Caveman, I'd double check you math.
BT space hexes are 18 km across and a sphere that size has a volume of ~24,4000 km. 100,000 projectiles isn't even going to come close to saturation.
You're confusing volume with area. What matters for scoring hits is the cross-sectional area, not the swept volume.
When the warhead detonates and scatters the projectiles, it will do so in the form of a cone which has been calibrated to have a frustum 18km in diameter at the target distance (the midpoint width of a space hex). The area of the cone's frustum, being a circle, is equal to pi times half the cone's width squared. That produces a circle whose area is ~255 million square meters. Divided by 100,000 projectile paths, that works out to ~2544 square meters per projectile. Taking the square root of that area gives an average separation of 50 meters between any two projectiles at the midpoint of the hex. I originally used a 17-kilometer hex as that figure was mentioned upthread, so my original separation was a bit tighter.
The amount of change in the spread of each projectile path through the entire hex will depend on the distance from the target at which the warhead is detonated, but it should be small enough that we can treat the projectile paths as approximately parallel (ie, an angle of separation of no more than a couple degrees between any two paths).

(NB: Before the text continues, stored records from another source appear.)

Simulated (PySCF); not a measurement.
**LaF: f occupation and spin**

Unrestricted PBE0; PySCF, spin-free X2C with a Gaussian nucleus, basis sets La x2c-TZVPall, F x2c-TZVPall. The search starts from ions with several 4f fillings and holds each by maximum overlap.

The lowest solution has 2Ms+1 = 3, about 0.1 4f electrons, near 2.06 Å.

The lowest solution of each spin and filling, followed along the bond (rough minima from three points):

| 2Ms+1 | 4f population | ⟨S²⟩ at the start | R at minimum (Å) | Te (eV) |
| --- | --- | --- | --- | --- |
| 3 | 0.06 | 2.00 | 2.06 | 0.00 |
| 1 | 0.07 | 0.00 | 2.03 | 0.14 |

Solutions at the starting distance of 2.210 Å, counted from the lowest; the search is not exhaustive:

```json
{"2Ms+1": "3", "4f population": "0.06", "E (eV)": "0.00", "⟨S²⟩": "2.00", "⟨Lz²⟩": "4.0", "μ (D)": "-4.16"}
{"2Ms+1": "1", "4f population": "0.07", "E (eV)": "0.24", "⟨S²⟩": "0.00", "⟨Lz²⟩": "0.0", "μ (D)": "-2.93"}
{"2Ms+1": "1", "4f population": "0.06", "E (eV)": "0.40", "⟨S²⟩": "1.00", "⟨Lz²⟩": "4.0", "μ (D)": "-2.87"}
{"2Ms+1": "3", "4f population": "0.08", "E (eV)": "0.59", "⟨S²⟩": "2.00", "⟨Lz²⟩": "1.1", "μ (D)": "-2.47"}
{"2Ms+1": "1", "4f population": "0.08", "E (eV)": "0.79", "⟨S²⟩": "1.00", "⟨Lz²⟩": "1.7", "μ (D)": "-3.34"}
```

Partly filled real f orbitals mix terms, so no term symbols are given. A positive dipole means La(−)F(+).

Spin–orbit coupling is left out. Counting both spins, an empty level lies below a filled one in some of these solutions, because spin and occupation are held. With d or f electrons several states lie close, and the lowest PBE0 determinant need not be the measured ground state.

However, we can be pretty certain the fighter squadron is not spread exactly across the midpoint plane of the space hex, so its actual separation will be considerably less than 18km, and thus we can release the projectiles in a tighter cone, greatly reducing the separation between projectile paths and increasing the odds of scoring multiple hits.
Also, your math doesn't match FASA Fysics as the NAC class weapons already use nuclear charges to launch kinetic kill projectiles and their damage is capping out at 400 standard points of damage.
Source? I've never seen capital cannons mentioned as being anything besides chemical.
Edit: TacOps confirms this. The description does not mention anything about a nuclear charge, in fact from the way it reads I'm dead certain they're talking about
light gas guns.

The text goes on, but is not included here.